All of the station’s programming is controlled by individual DJs and is not beholden to any type of station-wide playlist or rotation schedule. Experimentation, spontaneity and humor are among the station’s most frequently noted distinguishing traits. WFMU does not belong to any existing public radio network, and close to 100% of its programming originates at the station.

I had WFMU on in the background as I read the latest news when I realized that the station was playing some guy singing in French, and that the music didn’t sound like any recognizable genre of pop, American or French. I started paying more attention, and meanwhile I got the guy’s name from WFMU’s list of what was playing, looked him up, found an extremely abbreviated description in French at wikipedia and a somewhat more extended discussion at an Air France site. An excerpt: “French musician-singer Arnaud Fleurent-Didier was born on June 26, 1974. . . . His impeccable 3-piece suit and air of a fashion model straying into the world of French chanson might be seen as pretentious. His UV-induced tan and his little songs could be taken for megalomania. But nothing could be further from the truth. Arnaud Fleurent-Didier has class – natural and sincere. And his album proves it. The songs follow each other like the pages of a secret notebook finally revealed. With finely honed irony, he confides his worries, doubts, questions, dreams, highs and lows. How he appears in the eyes of others, his need for public recognition; his failures; his desires; to change professions. be interviewed in Les Inrocks, make the cover of Magic. Ambition: In a sometimes hesitant, fragile voice he conveys all that.” And then there’s his website, which has a video in which he talks about his latest album, La Réproduction.
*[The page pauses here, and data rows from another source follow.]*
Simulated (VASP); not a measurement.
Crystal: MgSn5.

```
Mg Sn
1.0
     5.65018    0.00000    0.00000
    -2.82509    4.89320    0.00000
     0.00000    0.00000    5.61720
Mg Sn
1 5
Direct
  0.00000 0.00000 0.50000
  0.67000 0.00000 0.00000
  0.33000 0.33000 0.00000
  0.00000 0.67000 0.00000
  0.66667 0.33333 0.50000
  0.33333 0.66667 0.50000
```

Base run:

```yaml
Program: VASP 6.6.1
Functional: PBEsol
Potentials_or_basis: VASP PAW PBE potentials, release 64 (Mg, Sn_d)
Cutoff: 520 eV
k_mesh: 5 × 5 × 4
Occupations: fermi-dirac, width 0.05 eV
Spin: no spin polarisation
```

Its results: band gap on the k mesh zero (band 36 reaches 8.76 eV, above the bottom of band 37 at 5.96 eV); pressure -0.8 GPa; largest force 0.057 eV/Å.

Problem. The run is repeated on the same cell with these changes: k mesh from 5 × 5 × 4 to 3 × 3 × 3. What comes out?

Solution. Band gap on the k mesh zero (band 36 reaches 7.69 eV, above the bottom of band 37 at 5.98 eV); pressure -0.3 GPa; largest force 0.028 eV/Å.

It soon emerged that he was actually on WFMU live as part of a several-day visit to New York. After he played a couple of songs, the DJ interviewed him. Maybe he is pretentious. I don’t know. But he’s interesting, and I am curious to hear more of his music. He’s appearing tonight at the Museum of Modern Art as part of their Music for MoMA Nights series. As explained at the website, “Music for MoMA Nights in August features a range of innovative and popular French songwriters, in celebration of the exhibition Matisse: Radical Invention, 1913–1917. Each artist in Hear France has struck a conscious balance between tradition and invention. Most draw on various aspects of the chanson heritage and place a strong emphasis on literate lyrics. All have devised personal ways to construct modern works with no hints of quaintness. Hear France offers a rare opportunity for New York audiences to sample today’s French music scene in a lively setting.” As for Fleurent-Didier, the site explains that he

is a multi-instrumentalist with a taste for 1970s synthesized sounds and an aesthetic that owes much to both Michel Legrand and the band Air (with which he has performed). He has released his music for ten years under a variety of monikers. The song “France-Culture,” from his latest album, has become a bit of a polarizing manifesto. An almost overly literate soliloquy, it indicts his parents’ generation for its failure to pass on cultural knowledge and real values. While the music is solidly anchored in its time, the lyrics are a bridge to pre-1968 preoccupations and are reminiscent of the literary dialogues of early Eric Rohmer movies. The mixture of real emotion and preciousness of expression is quintessentially French and disarmingly personal.

However good his music is, he is at least interesting as a window into contemporary French pop culture. Maybe I’ll buy his recent album. I can order it from Amazon, but there are no reviews at the Amazon site. Ah, I just realized, if I want reviews, I should go to the French Amazon site. Here. Mixed. Next step — I’ll ask my niece and nephew what they think, assuming they even know of him.